I’m about to submit a book manuscript with a bibliography of nearly 600 references, and I need to correct many of the records in the Endnote library and then update in Word. However, many of the record numbers in the citations embedded in my Word document are out of sync with the numbers in my Endnote library. I wanted to solve this by exporting my Word citations to a Traveling Library, but apparently the record numbers of this library will not match the citations in the document.
I desperately need a solution other than using my existing Endnote library and manually correcting all the erroneous record numbers in my citations! Your suggestions will be very much appreciated.
Michael
(Longtime bibl-manager user, beginning with Papyrus 25+ years ago)
okay. I am not sure I understand. You have a document that is numbered but no endnote citations? or you have them as endnote citations (which is implied if you can export them to a travelling library?) or you used Word’s inbuilt referencing and are converting them to endnote? What kind of errors do you have?
Assuming you will have a library with all the records, and want to link it somewhat automated, with the existing document which doesn’t have endnote recognizable citations:
can you somehow search and replace to convert the non-endnoted numbers to a #no (for each one, including the groups of numbers, so 1-3 ends up as {#1}{#2}{#3} or {#1;#2;#3}. Are they individually cited already?
To get 600 records in order so record number match those in the document:
you can either drag and drop the citations one by one in the correct order to a new library.
3 as an alternative, Or you can use an unused field (i use the label field) to type in the number but put a unique character before and after each number, or 001, 002, 003 and then sort on that field sort and then drag and drop them to the new library.
I have LMW1XX LMW2XX LMW3XX … most fields are matched by endnote as “contains” rather than exact match, so otherwise 45 would match 45 and 245 … and 450, … etc. – but if you are sorting the field in the library view, that might not matter if you do the 001-600 manual numbering.
It is a lot, I know, and it might not really be any easier than biting the bullet and inserting each citation in the document, depending on how many times you cite each citation. (once each then it is 600 replacements, but 3 each is 1800 replacements.
I wish I could sit down with you and see what would be most efficient! You might PM me and we might be able to come up with something more user friendly once I know what you are starting with?
Thanks Leanne, I really apporeciate your helpful reply and readiness to follow up. Also, sorry I wasn’t clear enough about my problem.
In fact I just got off the phone with Tom at TR tech support, who worked through the problem with me hands-on - and it turns out not to be a problem.

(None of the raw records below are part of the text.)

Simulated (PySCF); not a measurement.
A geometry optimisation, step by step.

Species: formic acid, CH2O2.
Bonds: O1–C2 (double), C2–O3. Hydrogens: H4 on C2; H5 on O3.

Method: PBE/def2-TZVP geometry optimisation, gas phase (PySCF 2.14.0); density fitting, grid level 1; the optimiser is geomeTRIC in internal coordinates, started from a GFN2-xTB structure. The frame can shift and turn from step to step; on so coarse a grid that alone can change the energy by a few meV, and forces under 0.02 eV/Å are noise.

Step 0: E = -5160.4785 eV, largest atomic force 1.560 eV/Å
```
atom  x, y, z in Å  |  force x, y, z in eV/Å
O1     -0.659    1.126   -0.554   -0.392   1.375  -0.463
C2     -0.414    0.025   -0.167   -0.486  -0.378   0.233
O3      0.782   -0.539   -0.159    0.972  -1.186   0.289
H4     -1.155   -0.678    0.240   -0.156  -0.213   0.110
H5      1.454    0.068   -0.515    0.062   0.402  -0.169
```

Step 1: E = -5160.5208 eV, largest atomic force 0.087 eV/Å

Based on various web postings by EN users and my own observations, I was under the impression that:
(1)A Traveling Library created from the citations in a Word doc will have different record numbers to those embedded in the EN citation markers in the document. THIS IS TRUE.
(2)Consequently, if references are edited in the Traveling Library and the user then attempts to “Update Citations and Bibl” in Word, EN will be unable to sync because of the disparity in record numbers, and will require the user to manually match each Word citatioon to a record in the EN library. THIS IS NOT TRUE!
It turns out that if the user does an Update in Word immediately after exporting to a Traveling Library, EN is able match the citations in the document to the records in the library even though the record numbers remain discrepant. Tom added that if a group of people working on the same document share a Traveling Library, they will also have no issues syncing their document to this library, providing they perform an Update with the Traveling Library before doing anything else.
Two caveats that were emphasized:
(1)ONLY the Traveling Library should be open in Endnote.
(2)If Endnote citations are unformatted in the Word document, it will no longer be able to sync with the Traveling Library. (The readon being that under these circumstances, Endnote’s ONLY way of syncing is by record number.)